The Black Sea connects with the Sea of Azov, surrounded almost entirely by Russia, at the Kerch Strait, the scene of a confrontation between Russia and Ukraine in 2003.
A Russian newspaper at the time explained what was at stake in the dispute:
"The Kerch Strait at the center of Russia's dispute with Ukraine controls access to the Azov Sea, which is reputed to have largely untapped hydrocarbon reserves.
"Ownership rights to potential oil and gas resources have not been decided between the two countries, despite years of negotiations to delimit the seabed.
"Although unlikely to be a second Caspian, geologists believe the Azov
Sea is likely part of the same seam of hydrocarbon deposits that stretches from southern Ukraine and Russia through the Black Sea to the Caspian and beyond."

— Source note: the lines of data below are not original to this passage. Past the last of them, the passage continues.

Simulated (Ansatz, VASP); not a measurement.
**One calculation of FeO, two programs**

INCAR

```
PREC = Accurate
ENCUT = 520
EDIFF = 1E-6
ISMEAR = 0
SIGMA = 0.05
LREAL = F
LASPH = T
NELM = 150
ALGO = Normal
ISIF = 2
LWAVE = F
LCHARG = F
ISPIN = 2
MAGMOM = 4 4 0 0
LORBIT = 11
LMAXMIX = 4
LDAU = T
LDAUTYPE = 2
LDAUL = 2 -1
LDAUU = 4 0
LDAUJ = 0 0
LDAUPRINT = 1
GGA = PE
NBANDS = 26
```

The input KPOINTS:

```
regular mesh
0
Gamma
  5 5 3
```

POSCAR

(Moscow Times, October 24, 2003)
The US's Stratfor augmented the above with this brief analysis:
"The Kerch Strait is a 25-mile-long channel that is no wider than 9 miles, linking the critically important Black Sea to the Sea of Azov off of Russia's Northern Caucasus border. It has served as a key location for some strategic battles in the past from the Crimean wars to a Nazi-Soviet naval clash. To Russia, the Kerch Strait is a continuation of the Northern Caucasus into Ukraine's Crimea regions, which is one of the country's most pro-Russian regions and home to Russia's Black Sea Fleet located at Sevastopol."
(November 10, 2008)
More concisely and even more to the point, a few weeks ago this quote appeared in a Ukrainian press wire report:
"Ukraine's Euro-Atlantic aspirations require that it solves all its problems, including border disputes. They need a border [in the Kerch Strait] for just one reason: to be able to join NATO as soon as possible."
(Interfax-Ukraine, January 31, 2009)
Bulgaria and Romania
The US has signed Strategic Partnership Charters with both Georgia and Ukraine over the past two months and the two nations are the centerpieces for Washington's takeover of the Black Sea and indeed the former Soviet Union as a whole.
They are the main fulcra for the US-created GUAM (Georgia, Ukraine, Azerbaijan, Moldova) bloc originally set up in 1997 as the main transit route for 21st century Eurasian energy wars and for undermining and undoing the post-Soviet Commonwealth of Independent States. They are also the foundation stones of the European Union's Eastern Partnership.
But to date the main emphasis of the Pentagon's campaign to conquer the Black Sea region, and arguably the major focal point for its international shift to the east and the south, is with Bulgaria and Romania.
Both nations were formally brought into NATO at the 2004 Istanbul summit of the Alliance and since became the last - perhaps in both senses of the word, most recent and final - members of the European Union.
Earlier, Bulgaria and Romania both denied Russia use of their airspace to transport supplies to troops they had moved into Kosovo in June of 1999.
Russia was acting within its rights under the terms of UN Resolution 1244 to protect ethnic minority communities in the Serbian province, but clearly Bulgaria and Romania were following US and NATO orders in blocking the flights.
Whether, if Russia had persisted in its intent, the two nations would have grounded the Russian aircraft or even shot them down is a matter of conjecture, though perhaps not much.
Later Romania allowed the US to use its Mikhail Kogalniceanu Air Base in 2002 for the buildup to the following March's invasion of Iraq.
In December of 2005 US Secretary of State Condoleezza Rice traveled to the Romanian capital to sign an accord to use - take control of - four military bases, the aforementioned Mihail Kogalniceanu Air Base and training and firing grounds in Babadag, Cincu and Smardan.
The US's explanation at the time was that it was to employ the four bases for training, including joint and multilateral exercises, provision of supplies and transit for the downrange wars in Afghanistan and Iraq.